I wish to say something about the position of the Lord Chancellor, following on from what was said by the noble Lord, Lord Lester. The Lord Chancellor is head of the Ministry of Justice and, more importantly, has for centuries been the conscience of the monarch and continues to be so. I wonder whether this Lord Chancellor has ever heard of that. Successive Lord Chancellors have had to juggle two positions, as a member of the Cabinet of the Prime Minister of the day and as head of the administration of justice. These two positions inevitably create a conflict of interest, which successive Lord Chancellors have generally managed well.

We now have for the first time a Lord Chancellor who is not a lawyer, who appears not to understand the importance of the judicial and legal systems, and who is either unaware or chooses to be unaware that the administration of justice is one of the pillars of the constitution. He appears not to recognise his special responsibility as Lord Chancellor. He has not listened to the judiciary, particularly the senior judiciary, or to the legal profession, and he has not given sufficient consideration to the implications of these regulations. I have had a great admiration for successive Lord Chancellors—and I suppose I must declare an interest as the sister of Lord Havers—and it saddens me to have to say this. Rather like the noble Lord, Lord Lester, I now regret the clause in the Constitutional Reform Act 2005 that permitted a non-lawyer to become Lord Chancellor.

The administrative court has an increasingly important role in society. It is a crucial part of the checks and balances between the Government of the day and members of the public who have not had a fair deal from a government department or local government. The court holds the Government or local government to account for misuse of powers, and ensures access to justice, accountability and good administration. The effect of these regulations is to reduce dramatically the opportunity of a member of the public to challenge a decision of government, even when that decision is patently unfair. I am talking not about pressure groups, but about individuals. If no legal aid is paid until permission is given then most of the work will have already been done, and in many cases the problem will have been sorted by the lawyers acting for the applicant.

In some of the lobbying information that I have received I was told of two cases where a lawyer sorted it long before it had to go to the judge, by giving the particular government department relevant information that the government officials had failed to look at or had not received from people who are unable properly to put their own cases forward. The absence of legal aid until the moment of the grant of permission will exclude all the cases settled and the management of many problems before the case comes to the judge. It will be a lottery, where many lawyers will not accept to do the work with the hope but not the expectation of payment, especially when the outcome may not require taking the case to the permission stage. The making of the application may itself be sufficient. This is manifestly unfair to the ordinary member of the public. In the year before we celebrate Magna Carta, we might just remember Clause 40:

“To none will we sell, to none will we deny, to none will we delay right or justice”.

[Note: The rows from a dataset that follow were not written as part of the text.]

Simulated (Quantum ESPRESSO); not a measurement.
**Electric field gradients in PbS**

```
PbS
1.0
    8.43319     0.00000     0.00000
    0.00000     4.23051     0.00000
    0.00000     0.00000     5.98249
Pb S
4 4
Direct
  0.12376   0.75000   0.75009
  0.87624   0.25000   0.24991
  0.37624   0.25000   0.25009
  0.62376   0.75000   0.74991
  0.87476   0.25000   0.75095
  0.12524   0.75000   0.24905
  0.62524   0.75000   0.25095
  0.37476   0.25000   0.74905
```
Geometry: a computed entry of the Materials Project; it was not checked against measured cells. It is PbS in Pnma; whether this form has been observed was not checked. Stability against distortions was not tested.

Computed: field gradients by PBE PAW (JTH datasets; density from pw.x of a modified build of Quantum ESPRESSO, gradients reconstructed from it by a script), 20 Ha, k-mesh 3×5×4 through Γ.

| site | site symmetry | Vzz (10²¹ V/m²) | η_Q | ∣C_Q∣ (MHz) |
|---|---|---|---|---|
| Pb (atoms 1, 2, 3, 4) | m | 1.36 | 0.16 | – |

That is a hollow phrase today, as many will be denied the right to have an injustice corrected by the courts.

It is very convenient for the Government to reduce the opportunity to challenge decisions made by their departments, which in itself will create a greater and greater inequality for members of the public. It makes many government decisions immune to scrutiny. That cannot be right. I recognise, of course, the efforts of this Government to cut expenditure and I applaud them for the many ways in which they have done so. But this attack on access to the administrative court is a step far too far. There must be some other way to deal with inappropriate applications. The suggestion of the noble Lord, Lord Pannick, that it should be left to the judiciary seems to be a sensible compromise. I hope that the Government will think again.

Lord Carlile of Berriew Portrait Lord Carlile of Berriew (LD)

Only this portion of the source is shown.